Last year in our survey class I struggled with how to react to the traditional telling of music history–one that too often focuses on, and thereby values, the output of a select group of mostly dead white male composers to the dismissal of the music of composers who also happened to be women, to be people of color, or to come from non-Western musical traditions.


I came into our Music of Paris in the 1920s class, then, hoping for an opportunity to learn about composers and music I had never heard of before–perhaps because of their failure to fall into the above traditional categories–and thereby to introduce more complexity at least into my own understanding of music history if not, in some small way, into the prevailing narrative of music history in general. To accomplish this goal, I researched Jane Evrard and her all-women orchestra (the Orchestre feminin de Paris) for my first paper. For my second paper, I learned more about the opportunities and difficulties that Black musicians encountered in 1920s Paris by reading about the Bal negre, a night club specializing in biguine music of the Antilles. I wrote my paper from the perspective of Jane Nardal, co-founder of and writer for La Revue du Monde Noir who, according to Jennifer Anne Boittin, helped to initiate “a transformation of ideas about race in interwar Paris which [she] then helped to sustain.” I contrasted the scene at the Bal negre with Josephine Baker’s performances and the objectifying and “spectacle” aspects that performances such as hers were based on and helped perpetuate.
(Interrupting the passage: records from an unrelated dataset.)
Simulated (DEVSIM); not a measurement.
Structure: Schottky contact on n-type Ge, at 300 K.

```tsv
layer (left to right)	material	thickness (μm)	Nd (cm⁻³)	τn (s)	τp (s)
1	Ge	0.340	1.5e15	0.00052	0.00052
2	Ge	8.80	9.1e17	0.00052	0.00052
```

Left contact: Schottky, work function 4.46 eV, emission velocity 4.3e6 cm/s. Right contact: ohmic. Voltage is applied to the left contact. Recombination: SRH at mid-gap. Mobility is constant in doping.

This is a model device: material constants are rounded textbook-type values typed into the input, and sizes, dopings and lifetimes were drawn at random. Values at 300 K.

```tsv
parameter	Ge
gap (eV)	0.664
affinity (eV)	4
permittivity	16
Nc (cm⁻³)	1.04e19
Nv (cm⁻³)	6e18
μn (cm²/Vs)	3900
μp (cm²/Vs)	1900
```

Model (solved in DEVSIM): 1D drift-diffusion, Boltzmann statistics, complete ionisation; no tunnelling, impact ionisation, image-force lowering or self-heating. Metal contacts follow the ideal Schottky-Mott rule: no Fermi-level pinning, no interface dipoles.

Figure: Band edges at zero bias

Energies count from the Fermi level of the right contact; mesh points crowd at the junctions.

For my first and second papers, the most frustrating and exciting component of my work consisted in the fact that so little research has been done on these topics. This was frustrating for a number of reasons: first of all, it underlined the fact that these people and institutions have been overlooked; secondly, it made it hard to learn as much as I wanted to about these topics and especially to access primary sources; and lastly, it proved challenging to avoid running in circles and repeating myself due to the lack of diversity of sources. But these challenges were exciting, too: I was more motivated to do my work well, because I knew that not enough others were investigating these topics. Furthermore, each discovery or connection I made seemed all the more meaningful and personal when I considered that some of our course readings weren’t focusing on these issues and therefore weren’t making these connections for me.


In my third paper, I researched a work by one of the most well-known composers of this period, Maurice Ravel. I was delighted by the plethora of resources on Ravel that I found even in minimal preliminary research…then equally disturbed when I remembered how different this research experience was from the investigation I did for my first two papers: the difference in the amount of material dealing with Ravel compared to the sparse amount of sources I scrounged up for my first two papers was significant. The piece I researched for this third paper was Ravel’s Chansons madecasses, a song cycle based on poems from a collection by the same name, written by Evariste-Desire de Parny in 1787. These poems are presented assumedly from the perspective of inhabitants of Madagascar, and it is possible that some of the timbral techniques that Ravel uses are meant to invoke either his imaginings of Malagasy music or his recollection of Malagasy music he may have had a chance to hear at the World’s Fair held in Paris in 1900. The text of the second movement warns of desecration wreaked by “the whites;” was this an attempt by Ravel to decry France’s long history of destructive colonization and otherwise oppressive treatment of Blacks? Certain components of Ravel’s piece suggest this more positive interpretation of his intent, but others reflect the established trend of taking advantage of and inauthentically representing exotic Others.


This third paper especially has helped me reflect more on how I treat the subjects that I study. I think that too often I’m tempted to denounce and dismiss the musicians or compositions that can easily be labeled as “bad” or “wrong:” those that appropriate and distort music of other cultures, institutions that privilege men over women, etc. But the ambiguity of Ravel’s intentions in Chansons madecasses prompted me to reevaluate these tendencies.


Yes, I think it is of utmost importance that we ensure that the interesting, beautiful, challenging, and otherwise valuable music that we learn about, teach, and listen to includes a diversity of voices.


Yes, we need to talk about how music and musicians inadvertently and purposefully maintain racism, sexism, classism, and a myriad of other insulating and oppressive practices–and we also need to figure out how to act once we are made aware of these problems.


But maybe it is just as important to engage with the people and pieces that perpetuate the unacceptable. Instead of only redefining what we consider to be valuable and worthy of attention, and redirecting our focus to those things, I think we need to reconsider how we react to the components we list under both our “acceptable” and our “unacceptable,” or “worthy” and “unworthy,” categories.


My research this semester has helped me remember that people are complex: that no one is all good or all bad. I’ve been pushed to acknowledge the triumphs and the sometimes egregious shortcomings of the musicians whose lives and works we’ve studied, while remembering that neither can define them in a comprehensive way. Instead of uncritically celebrating underrepresented composers while rejecting certain better-known composers who sometimes engage in objectionable beliefs and practices, I’m learning to approach research in a more holistic way. With this attitude, I can eagerly and cautiously immerse myself in music that is new to me and consider music that I already know about through fresh–and multiple–lenses.